The reason is that, time estimate is almost impossible, however sometimes you could get a rough idea as follows. One of the most obvious reasons is that you can't predict how long it will take the drive to read a bad sector and if you want ddrescue to read and retry every single one, then it could take a very long time. For example, I'm currently running a recovery on a small 500GB drive that's been going on for over 2 weeks and I possibly have a few days left. But mine is a more complicated situation because the drive is encrypted and to read anything successfully, I have make sure to get all sectors that have partition tables, boot sectors and other important parts of the disk. I'm using techniques in addition to ddrescue to improve my chances for all the bad sectors. IOW, your unique situation is important in determining time to completion.

By estimate of "loops", if you mean number of retries then that's something you determine by the parameters you use. If you mean "total number of passes", that's easily determined by reading about the algorithm here.. >man ddrescue< / Algorithm: How ddrescue recovers the data

I'll specifically speak to the numbers in the screen captures you provided. Other situations may have other factors that apply, so take this information as a general guideline.

In the sample you've provided take a look at ddrescue's running status screen. We get the total "estimate" of the problem (rescue domain) by "errsize". This is the amount of data that is "yet to be read". In the sample it is 345GB. Next line below to the right is "average rate". In the sample it is 583kb/s

If the "average rate" was to remain close to steady, this means you have 7 more days to go. 345 GB / (583 kb * 60*60*24) = 7.18 However the problem is that you can't rely on the 583kb/s. In fact deeper you go into recovery, the drive gets slower since it's reading more and more tougher areas and is doing more retries. So the time to finish exponentially increases. All of this depends on how badly the drive is damaged.

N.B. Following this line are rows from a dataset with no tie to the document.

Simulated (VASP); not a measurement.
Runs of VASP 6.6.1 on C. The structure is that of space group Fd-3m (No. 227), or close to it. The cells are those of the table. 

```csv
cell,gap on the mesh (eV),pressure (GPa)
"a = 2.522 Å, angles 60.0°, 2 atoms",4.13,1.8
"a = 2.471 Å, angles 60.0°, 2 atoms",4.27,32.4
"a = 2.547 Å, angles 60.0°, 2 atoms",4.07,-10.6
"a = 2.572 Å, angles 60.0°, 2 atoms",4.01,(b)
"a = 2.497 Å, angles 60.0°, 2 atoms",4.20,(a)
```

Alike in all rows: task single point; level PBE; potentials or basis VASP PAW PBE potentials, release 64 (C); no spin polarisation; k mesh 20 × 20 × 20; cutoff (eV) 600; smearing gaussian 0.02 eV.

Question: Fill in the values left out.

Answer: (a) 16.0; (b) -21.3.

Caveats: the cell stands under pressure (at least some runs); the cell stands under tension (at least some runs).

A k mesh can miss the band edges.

The sample you've provided shows a "successful read" was over 10 hours ago. That's saying that it's not really getting anything from the drive for 10+ hours. This shows that your drive may have 345GB worth (or a portion) of data shot. This is very bad news for you.

In contrast, my second 500GB drive that had just started giving me "S.M.A.R.T" errors, was copied disk to disk (with log file on another drive) and the whole operation took about 8-9 hours. The last part of it slowed down. But that's still bearable. While the very bad drive, as noted above is well past 2 weeks working on 500GB and still has about 4-5 % remaining to recover.